The Rev. Canon Kendall Harmon of South Carolina imagined the sort of statement he might make to the Primates if he were invited to do so. Canon Harmon is a robust apologist for the realignment folk. (I am linking to Stand Firm. For some reason TitusOneNine, Harmon’s excellent blog, is slow coming up this morning.) Kendall Harmon can be a formidable campaigner and spokesperson. Many of us will remember his statement to the House of Deputies at the close of the vote on confirmation of Bishop Robinson’s election. I thought it was awful in all three senses: awful (as in awesome); awfully good (as a speech) and just plain awful (as in terrible.)
His paper does not say anything new but it states the realignment position on the failings of the Episcopal Church quite skillfully. I believe his analysis is wrong, but admire his ability with words. Here is his summary comment at the close of his litany of Episcopal Church failings in regards to the Windsor Report:
“The Anglican Communion remains torn at our deepest level, and the Windsor Report’s thrust remains our only way forward. The Episcopal Church had one last chance, and they failed, indeed they failed nearly completely. Now some very difficult and painful decisions fall to this primates meeting because the final opportunity was seized upon and not received, and this grieves my heart as it does the hearts of Anglicans throughout the world who are watching and praying for these deliberations at the present time. Indeed, one cannot but believe that the actions and decisions of The Episcopal Church grieve the Holy Spirit in whom we were sealed for the day of redemption (Ephesians 4:30). I pray that that same Holy Spirit will give you wisdom now to deal with this huge crisis with the proper balance of truth and love to take all Anglicans into the future God has for us at the beginning of the twenty first century.”

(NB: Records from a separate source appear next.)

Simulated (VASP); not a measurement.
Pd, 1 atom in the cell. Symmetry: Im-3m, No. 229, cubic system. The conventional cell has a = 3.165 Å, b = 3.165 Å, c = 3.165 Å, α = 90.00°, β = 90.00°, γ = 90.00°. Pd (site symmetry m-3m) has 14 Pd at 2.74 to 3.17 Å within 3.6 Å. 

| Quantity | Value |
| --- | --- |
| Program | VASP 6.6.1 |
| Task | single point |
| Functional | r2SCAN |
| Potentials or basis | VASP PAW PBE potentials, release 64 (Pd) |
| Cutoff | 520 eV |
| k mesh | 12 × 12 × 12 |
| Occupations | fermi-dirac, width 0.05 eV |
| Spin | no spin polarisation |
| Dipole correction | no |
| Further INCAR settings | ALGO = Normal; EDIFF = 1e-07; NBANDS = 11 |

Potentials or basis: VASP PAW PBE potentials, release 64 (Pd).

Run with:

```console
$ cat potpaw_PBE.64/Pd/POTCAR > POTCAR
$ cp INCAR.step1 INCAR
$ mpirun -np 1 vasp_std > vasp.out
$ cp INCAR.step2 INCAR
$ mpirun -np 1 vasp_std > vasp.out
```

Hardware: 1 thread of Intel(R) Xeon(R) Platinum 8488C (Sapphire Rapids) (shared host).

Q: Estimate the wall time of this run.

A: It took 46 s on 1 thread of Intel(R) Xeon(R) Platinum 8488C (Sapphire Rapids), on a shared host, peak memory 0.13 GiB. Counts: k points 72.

Canon Harmon views that the Windsor Report “thrust remains our only way forward.” He believes that there is “this huge crisis,” which requires that the Primates step in with wisdom and “with the proper balance of truth and love to take all Anglicans into the future God has for us at the beginning of the twenty-first century.” It is his sense that the Primates are the ones to make the decisions.
Given the report of the Sub Committee yesterday it would seem unnecessary to counter Harmon’s condemnation, but late in the day Dan Martins published a thoughtful piece titled “A Glass Half Full” on why the conservatives ought to take heart in the report. I think his analysis is largely correct. That being the case it is important to go back again to Harmon’s piece and work at the core problems of the conservative position and condemnation of the Episcopal Church.
Here are the problems with his argument:
(i) The Windsor Report, a product of a committee, received and digested, with some parts swallowed and some spit out by the Primates, takes on, in the realignment crowd, the role of the defining document and “the only way forward.” Others have said the same thing. Interestingly enough neither the Windsor Report itself nor the chair of the Lambeth Commission saw it quite that way.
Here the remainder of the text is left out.